How to prove Rank(A+B)$\ge$max{Rank(A),Rank(B)} for positive semi-definite A and B

Question

How to prove $\text{Rank}(A+B)\ge\max(\text{Rank}(A),\text{Rank}(B))$ if $A\in S_+^n$ and $B\in S_+^n$ (i.e. $A$ and $B$ are both $n\times n$ symmetry positive semi-positive matrices)?

Answer 1

Hint Since $A+B$ is symmetric, it is orthogonally diagonalizable.$\newcommand{\rank}{\operatorname{rank}}$

If $v_1,..,v_k$ is a basis for the eigenspace corresponding to $\lambda=0$, then, since $A+B$ is diagonalizable, you have $\rank(A+B)=n-k$.

Now, use $$v_j^T (A+B) v_j=0$$ and the fact that $A,B$ are positive semi-definite, to deduce that $$v_j^TAv_j=v_j^TBv_j=0$$

Answer 2

HINT:

The main statement is $$\operatorname{Image}(A+B) = \operatorname{Image}A + \operatorname{Image} B$$ from which the inequality $$\operatorname{rank} (A+B) \ge \max (\operatorname{rank} A, \operatorname{rank} B)$$ readily follows.

To see the first inequality, notice that for $A$ positive semi-définite we have $$(\operatorname{Image} A) ^{\perp} = \{x \ | \ \langle A x, x \rangle = 0 \}$$ and so $$(\operatorname{Image} (A+ B) )^{\perp} = (\operatorname{Image} A) ^{\perp} \cap (\operatorname{Image} B) ^{\perp} $$

Answer 3

Suppose $v_1,v_2,...v_k$ forms a basis for $nullspace$ of $A+B$(i.e. eigenspace corresponding to eigenvalue $0$), now we have $Rank(A+B)=n-k$ and $v_i^T(A+B)v_i=0$ for i=1,2,3,...k.
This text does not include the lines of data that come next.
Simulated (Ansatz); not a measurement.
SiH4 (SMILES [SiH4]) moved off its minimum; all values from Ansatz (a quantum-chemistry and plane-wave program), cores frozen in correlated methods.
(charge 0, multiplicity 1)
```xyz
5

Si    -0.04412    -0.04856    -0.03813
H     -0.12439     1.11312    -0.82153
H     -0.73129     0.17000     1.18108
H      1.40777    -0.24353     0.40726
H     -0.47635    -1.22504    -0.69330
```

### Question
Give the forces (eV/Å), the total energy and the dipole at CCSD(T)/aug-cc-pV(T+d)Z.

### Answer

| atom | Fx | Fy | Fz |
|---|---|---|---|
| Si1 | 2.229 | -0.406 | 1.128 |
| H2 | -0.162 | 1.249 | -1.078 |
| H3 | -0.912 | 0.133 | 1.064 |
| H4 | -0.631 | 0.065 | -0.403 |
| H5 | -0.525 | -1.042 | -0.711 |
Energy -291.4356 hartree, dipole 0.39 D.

Due to the fact that $A$ and $B$ are positive semi-definite matrices, we have:

$\space\space\space\space\space\space\space\space\space\space\space\space\space\space\space\space\space\space\space\space\space\space\space\space\space\space\space\space\space\space\space\space\space\space\space\space\space\space\space\space\space\space\space\space\space\space\space\space\space\space\space\space\space\space\space\space v_i^TAv_i=0$ and $v_i^TBv_i=0\space\space\space\space\space\space\space\space\space\space\space\space\space\space\space\space\space\space\space\space\space\space\space\space\space\space\space\space\space\space\space\space\space\space\space\space\space\space\space\space\space\space\space\space\space\space\space\space\space\space\space\space\space\space\space\space\space\space$ Then let $A=A^{1/2}A^{1/2}$, due to $A^{1/2}$ is also positive semi-definite we can get

$\space\space\space\space\space\space\space\space\space\space\space\space\space\space\space\space\space\space\space\space\space\space\space\space\space\space\space\space\space\space\space\space\space\space\space\space\space\space\space\space\space\space\space\space\space\space\space v_i^TA^{1/2}A^{1/2}v_i=(A^{1/2}v_i)^TA^{1/2}v_i=0$

Now I achieve a key intermediate result: $A^{1/2}v_i=0$. And left multiplying $A^{1/2}$ on both sides to get

$\space\space\space\space\space\space\space\space\space\space\space\space\space\space\space\space\space\space\space\space\space\space\space\space\space\space\space\space\space\space\space\space\space\space\space\space\space\space\space\space\space\space\space\space\space\space\space\space\space\space\space\space\space\space\space\space\space\space\space\space\space\space\space\space\space\space\space Av_i=0$

Now,we can say $v_1,v_2,...v_k$ spans a k-dimension subspace belonging to $A$'s $nullspace$. So we have $k{\le}n-Rank(A)\space i.e. Rank(A){\le}n-k=Rank(A+B)$.

Similarly, we can get $Rank(B){\le}Rank(A+B)$.